Well, three points is three points. City’s 2-1 away victory against AFC Bournemouth did not come as easily as many fans had hoped and expected. Nevertheless, good teams need to be able to pull out a win when they aren’t clicking on all cylinders, and that is exactly what Manchester City did on Saturday.
Pep Guardiola returned his team to a 4-3-3 formation, making four lineup changes from last week’s game against Everton. We got our first look at Benjamin Mendy in a City kit and saw Bernardo Silva get his first Premier League start.
Manchester City showed promise at points throughout the match but lacked fluidity in their buildup play for stretches. City dominated possession at 70%, but Bournemouth were aggressive on the counter and showed a willingness to build an attack when they won the ball back. Bournemouth deployed a 3-5-2 formation (which often blended into a 5-3-2) with Jermain Defoe and Joshua King operating as the striker tandem.
This game was sloppy, particularly early on, and City found it difficult to maintain effective possession. Then Charlie Daniels decided to have an out of body experience in the 13th minute. The Bournemouth left back scored a beautiful goal when he stepped into a short clearance by Vincent Kompany and blasted it into the top corner of the goal off the half volley. Éderson never had a chance. I honestly couldn’t even bring myself to get upset because it was just that impressive.

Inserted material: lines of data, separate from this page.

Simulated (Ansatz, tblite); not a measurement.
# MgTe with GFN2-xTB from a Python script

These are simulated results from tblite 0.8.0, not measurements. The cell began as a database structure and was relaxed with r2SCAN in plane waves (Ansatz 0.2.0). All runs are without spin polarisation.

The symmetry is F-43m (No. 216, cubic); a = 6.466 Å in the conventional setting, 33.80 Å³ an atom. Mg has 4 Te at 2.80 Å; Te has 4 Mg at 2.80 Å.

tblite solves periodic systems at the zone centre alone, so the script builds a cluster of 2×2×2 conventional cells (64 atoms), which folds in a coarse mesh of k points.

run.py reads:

Bournemouth would not have the lead for long however, as Gabriel Jesus equalized in the 21st minute. Bernardo Silva earned a free kick in the center of the pitch and Jesus played it quickly to David before making a run through the center of the defense. The Spanish magician then played a great through ball past four Bournemouth players that Jesus calmly put in the back of the net while fighting off Nathan Aké.
City’s best stretch came after the equalizer and they created many quality chances before the half, the best of which came when Kevin De Bruyne found Mendy who played a low cross on his first touch. Gabriel Jesus was on the receiving end but his shot went just wide. In fact, Mendy was dangerous all game, showing an ability to make smart runs and provide quality crosses from the left.
The Citizens lost the rhythm they had developed in the first half and had trouble connecting in the final third despite controlling possession in the second half. The buildup play was promising but their ability to turn it into quality chances left a lot to be desired. Bournemouth were comfortable committing men forward on set pieces and in possession, allowing City to have a few counter-attacking opportunities. However, the final pass often missed its mark and, to their credit, Bournemouth were able to recover quickly and effectively. The best scoring opportunity of the second half came on a corner where Otamendi’s header hit the woodwork.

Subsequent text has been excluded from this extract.